Part I
The CIP rules in fact are used to determine the priority. However, a different notation system has been developed for inorganic nomenclature of coordination compounds.
For the square planar geometry, SP-4-x descriptor (an instance of ‘polyhedral symbol’) is used, where x is a CIP-based priority number of the ligand in trans (opposite) position relative to the ligand with the highest priority number (1).
In $\ce{[Mabcd]}$ complexes (ligand priority a > b > c > d, priority numbers 1, 2, 3, 4, respectively), for the 3 possible isomers, the descriptors are (forgive me the use of left/right superscript/subscript typography to depict square planar geometry, for the sake of simplicity):
- $\ce{^\style{font-weight:bold}{a}_cM^b_\style{font-weight:bold}{d}}$ SP-4-4
- $\ce{^\style{font-weight:bold}{a}_dM^b_\style{font-weight:bold}{c}}$ SP-4-3
- $\ce{^\style{font-weight:bold}{a}_dM^c_\style{font-weight:bold}{b}}$ SP-4-2
For $\ce{[Ma2b2]}$ (priority numbers 1, 1, 2, 2) and $\ce{[Ma2bc]}$ (priority numbers 1, 1, 2, 3) complexes, where only 2 isomers are possible, the cis/trans notation can be used as well. The E/Z notation from organic chemistry is not used at all for coordination compounds central atom configuration.
Examples:
$\ce{^{\style{color:grey}{(1)}{ }I}_{\style{color:grey}{(3)}{ }Cl}Pt^{Br{ }\style{color:grey}{(2)}}_{F{ }\style{color:grey}{(4)}}}$
(SP-4-4)-bromidochloridofluoridoiodidoplatinate(2−)
(hypothetical)
$\ce{^{\style{color:grey}{(1)}{ }Cl}_{\style{color:grey}{(2)}{ }NH_3}Pt^{NH_3{ }\style{color:grey}{(2)}}_{Cl{ }\style{color:grey}{(1)}}}$
(SP-4-1)-diamminedichloroplatinum(II)
trans-diamminedichloroplatinum(II)
$\ce{^{\style{color:grey}{(1)}{ }Cl}_{\style{color:grey}{(1)}{ }Cl}Pt^{NH_3{ }\style{color:grey}{(2)}}_{NH_3{ }\style{color:grey}{(2)}}}$
(SP-4-2)-diamminedichloroplatinum(II)
cis-diamminedichloroplatinum(II)
cisplatin
$\ce{^{\style{color:grey}{(1)}{ }Cl}_{\style{color:grey}{(2)}{ }Ph_{3}P}Ir^{PPh_{3}{ }\style{color:grey}{(2)}}_{CO{ }\style{color:grey}{(3)}}}$
(SP-4-3)-carbonylchloridobis(triphenylphosphane)iridium(I)
trans-carbonylchloridobis(triphenylphosphane)iridium(I)
Vaska's complex (a different IUPAC name descriptor claimed there is disputed)
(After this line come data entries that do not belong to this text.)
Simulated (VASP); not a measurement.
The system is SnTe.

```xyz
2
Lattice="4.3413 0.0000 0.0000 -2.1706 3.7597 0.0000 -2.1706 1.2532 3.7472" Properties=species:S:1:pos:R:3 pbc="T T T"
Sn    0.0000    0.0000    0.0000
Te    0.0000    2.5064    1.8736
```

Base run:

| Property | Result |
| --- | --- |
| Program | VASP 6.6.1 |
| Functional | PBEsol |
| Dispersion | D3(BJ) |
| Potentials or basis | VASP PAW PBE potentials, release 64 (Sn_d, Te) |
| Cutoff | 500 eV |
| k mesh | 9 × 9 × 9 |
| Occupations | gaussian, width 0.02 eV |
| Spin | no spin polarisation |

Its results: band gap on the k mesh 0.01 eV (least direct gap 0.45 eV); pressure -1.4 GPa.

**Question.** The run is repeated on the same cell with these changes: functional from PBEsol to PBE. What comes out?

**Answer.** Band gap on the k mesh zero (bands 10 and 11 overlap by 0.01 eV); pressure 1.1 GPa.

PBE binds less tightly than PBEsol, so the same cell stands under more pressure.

(References: see Loong's comment below the question.)
Part II
Now, your question is self-contradictory. You would like to use E/Z (two) descriptors for three different isomers.
Maybe you wanted to ask something like
Why are there 3 geometrical isomers of square planar [Mabcd] complexes, but only 2 isomers of tetrasubstituted ethene C2abcd?
(Note the latter statement is not true)
It's because for $\style{font-weight:bold}{\ce{[Mabcd]}}$, the four different ligands are at the vertices (corners) of a square. Which can be abstracted as a ‘closed loop’, i.e. a cycle graph. The combinatorics can be abstracted to free circular permutations, $P'_{n}={1 \over 2} (n-1)!$,
for $n=4$: $P'_{4}=3$.
For $\style{font-weight:bold}{\ce{C2abcd}}$, the situation is somewhat different. This is a combination of positional isomers $\ce{xyC=Czw}$, where the set $\{x,y\}$ is $\{\text{a}, \text{combination}_2(\{\text{b},\text{c},\text{d}\})\}$, and $\{z,w\}$ is a complement. There are (concidentally?) 3 of them (${n \choose k} = {{n!} \over {k! (n-k)!}}, {3 \choose 2} = 3$):
- $\ce{abC=Ccd}$
- $\ce{acC=Cbd}$
- $\ce{adC=Cbc}$
(Here the different sortings of substituents at each carbon does not matter.)
However, the isomerism one is talking about when using the E/Z descriptors applies to geometrical isomers of a single positional isomer (take e.g. $\ce{abC=Ccd}$). Now, the sorting of substituents at each carbon does matter. What makes the isomers different is matching vs non-matching sort order at each carbon:
- $\ce{abC=Ccd}$ ≡ $\ce{baC=Cdc}$ (ascending-ascending, descending-descending – matching)
- $\ce{abC=Cdc}$ ≡ $\ce{baC=Ccd}$ (ascending-descending, descending-ascending – non‑matching)
which are 2 possibilities, and correspond to E and Z configurations, respectively (provided that the lexicographical order corresponds with the CIP priority order).
So, the total number of C2abcd isomers is 6 (3 positional isomers, each has 2 geometrical isomers). One think of the alkene as an object similar to the square planar metal complex, where the C=C can be arranged in the center in two orientations, horizontal and vertical, hence 2× as many possibilities than ${\ce{[Mabcd]}}$.
(I hope exactly zero mathematicians and chemists were harmed during the reading.)